In this production of Speak Truth to Power (a play by Ariel Dorfman), ten American High School Students weave together the words and stories of fifty human rights activists from around the world to create a sensitive and inspirational piece. Using simple but stimulating set, costume and direction, this production supports but does not overpower the authoritative message captured in the words of these courageous advocates of human rights and, more powerfully still, puts these words in the mouths of a group of talented young performers.
The black-box theatre space contained two easels supporting black boards with various black and white images of a variety of faces; two black chairs and tables; and two black briefcases. Two of the performers, a young man and young woman, wore white, rich suit-like clothing, complete with jewellery representing the voices of the oppressors of human rights (whether that was corporations, governments etcetera), whereas the other eight young men and women wore simple grey robes and red scarves used as headdresses at the commencement of the piece. Both the costume and set (and the sound and lighting for that matter) were simple and effective, making the point of difference and separation without over labouring it.

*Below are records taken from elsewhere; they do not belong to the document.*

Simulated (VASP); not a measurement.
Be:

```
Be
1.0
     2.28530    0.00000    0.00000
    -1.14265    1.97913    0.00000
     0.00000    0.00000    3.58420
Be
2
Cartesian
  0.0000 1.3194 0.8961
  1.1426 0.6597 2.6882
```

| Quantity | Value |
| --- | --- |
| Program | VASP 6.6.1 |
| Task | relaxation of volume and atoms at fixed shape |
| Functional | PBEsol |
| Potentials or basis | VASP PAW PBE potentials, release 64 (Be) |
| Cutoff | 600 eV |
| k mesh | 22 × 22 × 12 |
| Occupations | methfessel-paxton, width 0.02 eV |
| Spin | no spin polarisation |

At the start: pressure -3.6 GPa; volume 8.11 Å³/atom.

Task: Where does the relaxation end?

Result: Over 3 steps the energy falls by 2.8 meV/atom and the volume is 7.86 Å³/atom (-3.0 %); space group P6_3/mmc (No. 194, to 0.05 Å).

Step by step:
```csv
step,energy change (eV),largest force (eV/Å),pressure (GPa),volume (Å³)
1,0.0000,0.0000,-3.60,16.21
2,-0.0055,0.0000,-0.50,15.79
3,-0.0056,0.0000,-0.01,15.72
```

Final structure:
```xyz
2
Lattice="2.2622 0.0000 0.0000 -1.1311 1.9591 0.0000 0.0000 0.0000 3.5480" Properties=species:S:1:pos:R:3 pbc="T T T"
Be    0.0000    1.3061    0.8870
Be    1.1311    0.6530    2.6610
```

The performances of the cast overall are definitely praiseworthy. I was thoroughly impressed with the level of maturity, conviction and sensitivity with which they delivered the compelling stories of horror, injustice, courage and hope. Two performers that particularly stood out to me, however, were Alex Fraser and Damon Gordon, who especially demonstrated a remarkable grasp of the gravity of the content in their varied and credible performances. One of the very few things that let this production down is the rare moments which became rather overdramatic in their delivery and fleetingly undermined the reality and severity of the content. Another was the over-repetition in places that became rather grating, and although was clearly motivated by the urgent passion behind the words at time wasn’t delivered fully appropriately and felt patronising or over-stressed.
All in all this production does what it sets out to do: engage and inspire. Heartbreaking and hopeful, Speak Truth to Power is powerfully evocative and stirring, and left me with a strong sense of inspiration at hearing young people speaking the words of human rights heroes with such strength and compassion.